Let us now turn to his life. After our Lord appeared to him on the way to Damascus, his life falls into roughly three parts: what we can call a preparatory period (AD 36-45); the 13 years of his three missionary journeys (45-58), and a final “Roman period” (58-67) after his arrest and appeal to Caesar.

The preparatory period is a period of working out his relationship with God, and establishing his position within the still only recently founded Christian community which up to then he has been persecuting. It begins in Damascus and ends when he sets out from Antioch on his first missionary journey.

Damascus is his first headquarters. From here, to use a modern expression, he “goes on retreat” for a period of unknown length in what he calls “Arabia,” which would certainly not have been Saudi Arabia and was probably a desert area somewhere in western Iraq. Then after a further period in Damascus he visits St. Peter in Jerusalem. From there, on the advice of the local Christians and to avoid being arrested by the Jews, he withdraws to Tarsus, his birthplace.

He spends four years in Tarsus (AD 39-43) about which Scripture tells us nothing. However, we can be sure of one thing: that he spent the greater part of his time preaching the Gospel to his fellow citizens. Then at the end of four years Barnabus comes to find him and take him to join the newly established Christian community in Antioch.

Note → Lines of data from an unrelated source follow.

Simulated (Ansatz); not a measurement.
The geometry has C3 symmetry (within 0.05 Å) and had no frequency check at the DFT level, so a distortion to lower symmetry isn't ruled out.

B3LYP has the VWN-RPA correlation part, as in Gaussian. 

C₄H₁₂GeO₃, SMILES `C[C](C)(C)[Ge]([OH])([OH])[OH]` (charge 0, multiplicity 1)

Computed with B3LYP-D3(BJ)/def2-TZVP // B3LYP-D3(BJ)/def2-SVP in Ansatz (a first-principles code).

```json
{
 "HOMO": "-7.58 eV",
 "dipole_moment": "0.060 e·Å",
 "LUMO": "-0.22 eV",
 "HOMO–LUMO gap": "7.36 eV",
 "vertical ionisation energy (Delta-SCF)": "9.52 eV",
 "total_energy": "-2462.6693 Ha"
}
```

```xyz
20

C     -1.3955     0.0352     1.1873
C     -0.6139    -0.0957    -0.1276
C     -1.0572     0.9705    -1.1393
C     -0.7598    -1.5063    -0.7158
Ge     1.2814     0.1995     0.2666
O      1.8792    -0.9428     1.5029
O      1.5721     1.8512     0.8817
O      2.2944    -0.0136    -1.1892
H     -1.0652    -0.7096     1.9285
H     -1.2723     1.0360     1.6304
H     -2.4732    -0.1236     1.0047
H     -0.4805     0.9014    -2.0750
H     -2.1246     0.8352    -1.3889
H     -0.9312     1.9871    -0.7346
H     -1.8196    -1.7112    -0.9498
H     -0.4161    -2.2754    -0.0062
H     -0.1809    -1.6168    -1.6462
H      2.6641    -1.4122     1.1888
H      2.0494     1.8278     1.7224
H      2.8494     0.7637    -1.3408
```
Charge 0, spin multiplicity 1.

The 13 years of the three missionary journeys start shortly afterward and it is then that his tremendous natural powers begin to display themselves in a fashion now transformed by grace. His incredible toughness and determination are no longer at the service of national prejudice or religious animosity. They are driven by a passionate all-consuming love of our Lord and an equally passionate determination to tell as many people as possible about Him while at the same time bringing them to His Master in tribute.

A famous passage in 2 Corinthians tells us about the cost.

“Five times I have received at the hands of the Jews the forty lashes less one. Three times I have been beaten with rods; once I was stoned. Three times I have been shipwrecked; a night and a day I have been adrift at sea; on frequent journeys, in danger from rivers, in danger from robbers, danger from my own people, danger from Gentiles, danger in the city, danger in the wilderness, danger at sea, danger from false brethren; in toil and hardship, through many a sleepless night, in hunger and thirst, often without food, in cold and exposure. And apart from other things, there is the daily pressure upon me of my anxiety for all the Churches” (2 Cor. 11:24-29).

To this we can add the fact that when not traveling, preaching, teaching, and organizing his new communities, or trying to pacify or stimulate them, he spent a large part of each day earning his living by his tent-making, so that no one could accuse him of spreading his new religion to make money. If you met him, one of the first things you would have noticed about him would have been how rough his hands were.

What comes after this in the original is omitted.